Bikes and Big Data

Ben Jestico is an MSc candidate from the University of Victoria.

If you own a smart phone, you have likely come across hundreds of fitness apps that will track running and cycling routes using GPS. Distance travelled, average speed, travel times, and calories burned can all be measured through apps such as Strava, MapMyRide, MapMyRun, and Garmin to connect and provide detailed information about your trip. Routes can be uploaded to share with friends, monitor progress, or brag about how far you went that day.

Ben Jestico collecting data at a local bike path.

The data generated by these apps warrants their own name and are commonly referred to as “crowdsourced data” where citizens or “the crowd” collect information about their environment. The prevalence of GPS and route tracking means that this new type of data has exciting potential for researchers aiming to understand how crowdsourced data can be used to supplement existing data sources. While these apps are marketed for “fitness” or “training”, which holds some inherent biases, the wealth of information poses interesting questions about how, when, and where we can use these data.
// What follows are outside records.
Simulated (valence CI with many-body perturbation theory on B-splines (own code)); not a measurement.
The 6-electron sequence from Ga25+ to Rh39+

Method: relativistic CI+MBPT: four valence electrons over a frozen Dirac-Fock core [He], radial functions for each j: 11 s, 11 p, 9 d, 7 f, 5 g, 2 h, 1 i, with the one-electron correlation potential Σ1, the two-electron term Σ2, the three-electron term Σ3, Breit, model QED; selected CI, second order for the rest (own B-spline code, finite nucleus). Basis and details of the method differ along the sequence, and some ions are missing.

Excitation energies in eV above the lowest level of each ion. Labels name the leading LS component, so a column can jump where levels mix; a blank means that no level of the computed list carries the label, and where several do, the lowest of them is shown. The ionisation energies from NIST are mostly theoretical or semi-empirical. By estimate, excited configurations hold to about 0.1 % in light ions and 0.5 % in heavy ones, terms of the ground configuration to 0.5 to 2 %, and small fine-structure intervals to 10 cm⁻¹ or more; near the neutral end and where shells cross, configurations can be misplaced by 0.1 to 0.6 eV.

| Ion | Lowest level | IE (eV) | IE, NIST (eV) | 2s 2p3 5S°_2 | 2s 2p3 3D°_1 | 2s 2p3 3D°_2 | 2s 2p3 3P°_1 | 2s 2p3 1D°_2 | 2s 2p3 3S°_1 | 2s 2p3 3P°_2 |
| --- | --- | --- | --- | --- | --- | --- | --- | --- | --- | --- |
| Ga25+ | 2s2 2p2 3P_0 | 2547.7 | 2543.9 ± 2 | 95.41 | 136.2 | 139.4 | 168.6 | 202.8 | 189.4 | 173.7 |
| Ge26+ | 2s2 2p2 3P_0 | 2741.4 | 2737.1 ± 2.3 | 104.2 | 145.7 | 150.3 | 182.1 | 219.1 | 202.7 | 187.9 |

Researchers aiming to understanding cycling safety and ridership trends are often hindered by a lack of data on where cyclists ride and how many of them are riding there. Standard methods of collecting cycling data consist of manually counting cyclists during peak commuting periods of the day and at one point in time. Time periods are selected in order to capture cyclists commuting to/from work or school that are likely to be regular cyclists who travel along the same routes multiple times per week. Standard data collection surveys provide a high level of detail in regards to the number of cyclists at a particular location in time, but are extremely limited in their spatial and temporal coverage. Fitness apps provide the opposite – they provide a high level of detail in their spatial and temporal coverage but are a biased sample of cyclists as only those using an app will be tracked and monitored.

How can we have the best of both worlds? The detail of manually counting cyclists (unbiased sample), with the high spatial and temporal coverage of fitness apps (biased sample). Exploring these research questions allows researchers to have a more in depth look at crowdsourced data in order to understand how they can supplement existing data sources, and provide valuable insight into ridership trends that can be used to inform cycling safety and planning.